Fun with lasers

tacklind-laser-glove.jpg

At the Ambidexterous Magazine launch party last night, Chris Tacklind (of D2M, I think) was showing off his laser-diode glove. These things are lots of fun — I remember my group-mate Michael P. Johnson built one when I was at the Media Lab, and got good enough he could make little figure-8s with two fingers while the other dots circled around them.

Something I hadn’t seen before and liked even better was a sound-display toy Chris was playing with, but I forgot to take a picture that one (eit!). It was just a small cardboard tube with a balloon stretched across one end, and a laser diode shining onto a small mirror stuck to the end of the balloon. You’d speak or sing into the tube and the sound vibrations would show up as little laser shows on the wall in front of you. Use it as a drum and you’d get even cooler effects. (Chris goes around teaching kids to make these things — the one he had was made by a 10-year old.)
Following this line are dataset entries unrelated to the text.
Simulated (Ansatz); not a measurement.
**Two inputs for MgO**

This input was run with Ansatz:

Now I want to install something like that into the bottom of the little dumbek drum I have. Stretch a membrane across the bottom of the drum and attach a laser pointer to the inside of the drum shining onto a mirror on the membrane such that it reflects up onto the underside of the white translucent drumhead. Aligned correctly, I bet I could get some fun lasershow-style patterns on the drum head on every beat. (Might need to modify the design if the membrane changes the sound too much — we’ll see.)